A fuse is an electrical safety device that provides overcurrent protection to an electrical circuit. At the most basic level, it is a metal wire that melts when too much current flows through, thus stopping the flow of electricity. The point at which a fuse blows is known as its breaking capacity.
Fuses are critical to electrical systems in order to protect appliances and wires from being destroyed (and perhaps going on fire).
What is the difference between a fuse and a circuit breaker?
Fuses and circuit breakers both carry out the same function: to break electrical circuits in the event of a fault.
When a fuse blows (the wire melts) it needs to be thrown out and replaced; it is single use. In contrast, a circuit breaker is a switch which can be reset after it has been flipped.
Fuses are very cheap and can quickly be replaced by simply pulling them out (make sure the power is off). Breakers are more expensive and more difficult to remove. However the ability for a circuit breaker to act like a switch makes them very attractive for van conversions.
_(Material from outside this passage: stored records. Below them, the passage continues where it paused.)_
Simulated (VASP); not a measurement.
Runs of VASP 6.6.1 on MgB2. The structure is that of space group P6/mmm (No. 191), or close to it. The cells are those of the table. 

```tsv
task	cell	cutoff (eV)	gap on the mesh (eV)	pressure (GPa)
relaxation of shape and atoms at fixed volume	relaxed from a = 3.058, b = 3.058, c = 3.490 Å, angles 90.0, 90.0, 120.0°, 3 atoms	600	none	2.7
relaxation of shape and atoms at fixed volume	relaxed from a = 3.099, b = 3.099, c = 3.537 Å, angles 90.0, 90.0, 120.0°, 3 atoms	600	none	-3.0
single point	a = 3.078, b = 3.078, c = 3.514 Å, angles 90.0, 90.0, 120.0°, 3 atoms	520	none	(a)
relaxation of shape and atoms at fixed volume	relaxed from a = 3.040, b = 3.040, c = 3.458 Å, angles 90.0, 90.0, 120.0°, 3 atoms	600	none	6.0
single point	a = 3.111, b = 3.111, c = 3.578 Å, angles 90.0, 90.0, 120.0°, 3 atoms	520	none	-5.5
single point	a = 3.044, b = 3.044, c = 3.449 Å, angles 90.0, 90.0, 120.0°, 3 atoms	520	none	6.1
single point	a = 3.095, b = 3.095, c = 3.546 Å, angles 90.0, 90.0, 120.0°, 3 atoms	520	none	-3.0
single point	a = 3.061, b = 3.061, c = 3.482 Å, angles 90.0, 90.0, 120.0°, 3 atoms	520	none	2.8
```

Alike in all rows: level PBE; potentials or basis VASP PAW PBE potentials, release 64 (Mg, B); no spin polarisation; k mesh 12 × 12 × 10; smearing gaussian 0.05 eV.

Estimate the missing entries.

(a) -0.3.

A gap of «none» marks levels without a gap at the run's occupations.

What is the difference between AC and DC fuses/breakers?
For a recap on AC and DC electrics, you can read this guide.
AC Fuses/breakers
AC fuses/breakers are designed to be used ONLY with alternating current circuits. AC fuses usually handle higher voltages. They are more resistant to electrical arcing when the fuse blows compared to DC fuses. Electrical arcing is when electricity jumps from one connection to another.
DC Fuses/breakers
DC fuses should only be used with direct current circuits. Quoted voltage ratings for these fuses are maximums that should not be exceeded.
Fuse performance: Terminology and ratings
Rated voltage
This is the maximum voltage the fuse is rated to handle. The typical ratings are 32, 60, 125, 300, 500, 600, and 750 Volts.
Minimum fusing current
This is the current (amperage) at which the fuse reaches a temperature where it will melt. The minimum fusing current is significantly higher (1.25 to 2 times more) than the rated amperage of the fuse.
Rated amperage
This is the amperage printed on the body of the fuse. It is less than the minimum fusing current; in other words, fuses can carry more (1.25 to 2 times) than their rated current before blowing.
Melting time
This is the amount of time it takes for a fuse to blow after the current has crossed the minimum fusing current threshold. There are ultra-fast, fast, and slow blow fuses. Fast blow fuses are generally used to protect sensitive electronics.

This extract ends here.